# 70-300L / 100-400L / Keep 70-200



## CanonMan (May 25, 2013)

Hi. Another lens question and a big decision for me. 
i currently use a 70-200L F4 (original NON-IS version) and it is a great lens. However i always these days use it in combination with a 1.4 mark II teleconverter. 
should i replace these with the new 70-300L IS or the 100-400 (i will not have the funds for the new version if and when it comes out as it is bound to be a lot more expensive than the current version) or keep what i have ?
i mainly shoot around the 250-300 range but up to 400 might sometimes be useful.
Any thoughts or ideas would be appreciated.


----------



## mwh1964 (May 25, 2013)

I have the 70-300 L. In my opinion it's a very good lens which I certainly can recommend for shooting in the 250-300 range. Compared to the 100-400L you get a lens which is a lot lighter and smaller and has a newer generation of IS. If you don't need the extra reach, I don't see the point in the 100-400L. If you do want to go beyond 300 though then be aware that the 70-300L doesn't take TC in which case you may be better of with 100-400L. Just my 2C.


----------



## rs (May 25, 2013)

mwh1964 said:


> I have the 70-300 L. In my opinion it's a very good lens which I certainly can recommend for shooting in the 250-300 range. Compared to the 100-400L you get a lens which is a lot lighter and smaller and has a newer generation of IS. If you don't need the extra reach, I don't see the point in the 100-400L. If you do want to go beyond 300 though then be aware that the 70-300L doesn't take TC in which case you may be better of with 100-400L. Just my 2C.
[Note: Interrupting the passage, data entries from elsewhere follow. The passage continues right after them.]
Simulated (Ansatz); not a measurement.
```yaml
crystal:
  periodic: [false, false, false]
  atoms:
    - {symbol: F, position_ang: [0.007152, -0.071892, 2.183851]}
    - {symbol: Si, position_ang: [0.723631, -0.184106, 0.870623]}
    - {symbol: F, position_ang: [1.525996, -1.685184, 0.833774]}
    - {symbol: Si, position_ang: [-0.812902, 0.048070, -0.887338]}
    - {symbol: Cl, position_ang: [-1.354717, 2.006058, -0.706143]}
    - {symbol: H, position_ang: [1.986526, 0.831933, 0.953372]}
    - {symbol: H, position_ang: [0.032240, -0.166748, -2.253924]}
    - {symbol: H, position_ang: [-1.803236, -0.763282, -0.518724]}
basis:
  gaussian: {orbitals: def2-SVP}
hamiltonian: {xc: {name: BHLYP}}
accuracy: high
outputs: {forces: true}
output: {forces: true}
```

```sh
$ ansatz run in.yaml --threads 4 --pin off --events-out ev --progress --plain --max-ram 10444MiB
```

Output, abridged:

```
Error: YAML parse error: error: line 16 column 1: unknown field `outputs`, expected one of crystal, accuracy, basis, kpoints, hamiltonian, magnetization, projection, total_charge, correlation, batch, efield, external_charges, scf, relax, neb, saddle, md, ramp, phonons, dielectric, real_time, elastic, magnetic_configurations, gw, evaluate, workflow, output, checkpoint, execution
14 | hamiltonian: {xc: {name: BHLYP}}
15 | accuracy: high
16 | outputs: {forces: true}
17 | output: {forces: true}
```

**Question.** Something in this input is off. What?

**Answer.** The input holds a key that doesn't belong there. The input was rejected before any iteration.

I fully agree, except the 70-300L can in certain circumstances take a TC:

http://www.the-digital-picture.com/News/News-Post.aspx?News=3266

If you _need_ more than 300mm and cropping isn't good enough for you, you'll be much better off with the 100-400 than using this work around.


----------



## neuroanatomist (May 25, 2013)

The shots at 250-280mm, do you often need to crop them in post? If so, get the 100-400.


----------



## chas1113 (May 25, 2013)

I had the EF 70-200mm f/4 L IS with a teleconverter for a while. After getting the EF 70-300mm L I did a side-by-side test at 280mm. No contest. The 70-300mm bested the 70-200 + TC in color, contrast and sharpness quite handily. Also, there was significantly more flaring with the TC. The actual reach of the 70-200mm + TC is virtually identical, because like most tele-zooms what you get is not quite what you see. Even at 70mm, the two have slightly differing field of views. This may or may not matter to you. As far as weight, the 70-300 L doesn't weigh that much more than the 70-200mm + TC. And the weight distribution is actually better (closer to the body).

In the end, I sold the 70-200mm f/4 IS and kept the 70-300 L. If you have a third party TC and keep it (as I did), you'll find it played much better with the 70-200mm L. The 70-300mm L really doesn't "like" my TC much at all. I kept it mainly for use with my 300 prime.

—chas


----------



## TWI by Dustin Abbott (May 25, 2013)

I love my 70-300L. I actually find that it works quite well with my Kenko teleconverter (Pro 300) - just make sure you have AFMA done right on the bare lens. I too sold my 70-200 f/4L IS along with a Tamron 70-300 VC when I got it.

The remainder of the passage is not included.